Staying at one company long enough to get promoted is a great signal — loyalty plus growth. But formatted badly, it can read like you can't remember your own job titles. Here's how to show multiple roles at one employer so it looks like the win it is.
Pick a format based on the roles
There are two clean approaches. Which one you use depends on whether the jobs were similar or different.
Stacked (for related roles / a promotion track). List the company once, then stack the titles under it with their own date ranges. Group the bullets, or keep a few under each title. This visually screams "promoted," which is exactly the impression you want.
Acme Corp — 2021–Present Senior Analyst (2023–Present) Analyst (2021–2023)
Separate entries (for very different roles). If you moved from, say, Support to Engineering, treat them as distinct entries under the same company name, each with its own title, dates, and bullets. This makes the scope of each role clear instead of blurring two different jobs together.
Make the growth obvious
However you format it, the story is "I earned more responsibility." Reinforce it:
- Put the most recent, most senior title on top.
- Show progression in the bullets: bigger scope, more ownership, better results over time.
- Keep dates continuous and accurate so there are no phantom gaps.

Keep it ATS-safe
Fancy formatting is where parsers choke. Whichever layout you choose, keep it single-column with standard text — no nested tables or sidebars. The applicant tracking system needs to read each title and date cleanly, so don't get clever. (More on that in how to optimize your resume for ATS.)
Don't repeat yourself
Each title should have its own bullet points with distinct, quantified achievements. If your Senior Analyst bullets look identical to your Analyst bullets, the promotion looks cosmetic. Show what changed: bigger budget, more reports, harder problems.
Tailor it per application
The right format also depends on the job you're targeting. Talorr helps you tailor your resume to each posting and keeps the layout clean and ATS-friendly, so your promotion reads as growth to both the software and the human.
Frequently asked questions
- How do I list multiple positions at the same company on a resume?

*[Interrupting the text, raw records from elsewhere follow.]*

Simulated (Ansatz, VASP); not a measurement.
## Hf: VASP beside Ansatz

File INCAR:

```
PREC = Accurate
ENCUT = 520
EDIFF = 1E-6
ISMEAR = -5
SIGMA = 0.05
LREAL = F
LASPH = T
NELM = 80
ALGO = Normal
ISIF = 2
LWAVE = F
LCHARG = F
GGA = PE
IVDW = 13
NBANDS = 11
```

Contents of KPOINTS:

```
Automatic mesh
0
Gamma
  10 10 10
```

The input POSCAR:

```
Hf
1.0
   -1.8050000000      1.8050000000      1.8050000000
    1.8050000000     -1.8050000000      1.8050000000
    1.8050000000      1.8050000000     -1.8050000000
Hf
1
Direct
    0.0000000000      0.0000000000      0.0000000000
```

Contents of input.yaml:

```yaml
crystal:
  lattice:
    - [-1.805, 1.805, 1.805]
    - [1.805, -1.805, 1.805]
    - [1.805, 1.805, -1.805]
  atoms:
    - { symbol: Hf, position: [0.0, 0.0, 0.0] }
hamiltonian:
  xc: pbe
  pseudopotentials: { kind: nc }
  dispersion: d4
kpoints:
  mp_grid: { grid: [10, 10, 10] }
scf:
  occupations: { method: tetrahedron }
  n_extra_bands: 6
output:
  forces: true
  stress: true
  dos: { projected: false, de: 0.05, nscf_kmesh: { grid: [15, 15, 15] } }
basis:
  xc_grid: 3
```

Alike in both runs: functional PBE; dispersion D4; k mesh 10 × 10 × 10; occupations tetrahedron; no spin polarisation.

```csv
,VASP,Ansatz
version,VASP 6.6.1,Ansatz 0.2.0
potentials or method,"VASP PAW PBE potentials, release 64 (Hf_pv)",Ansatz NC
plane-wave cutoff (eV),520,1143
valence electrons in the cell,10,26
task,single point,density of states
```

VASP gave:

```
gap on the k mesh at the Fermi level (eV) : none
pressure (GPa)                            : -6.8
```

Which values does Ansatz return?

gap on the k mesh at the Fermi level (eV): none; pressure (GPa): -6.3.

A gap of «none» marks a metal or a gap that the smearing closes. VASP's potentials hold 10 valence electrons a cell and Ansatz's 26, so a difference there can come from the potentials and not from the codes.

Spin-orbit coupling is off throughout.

- If the roles were related or a promotion track, list the company once and stack the titles with their own date ranges to highlight growth. If the roles were very different, create separate entries under the same company, each with its own title, dates, and bullets.
- Should I show a promotion on my resume?
- Yes — a promotion signals loyalty plus growth, which employers value. Put the most senior title on top, show increasing scope and results across the roles, and keep dates continuous so there are no apparent gaps.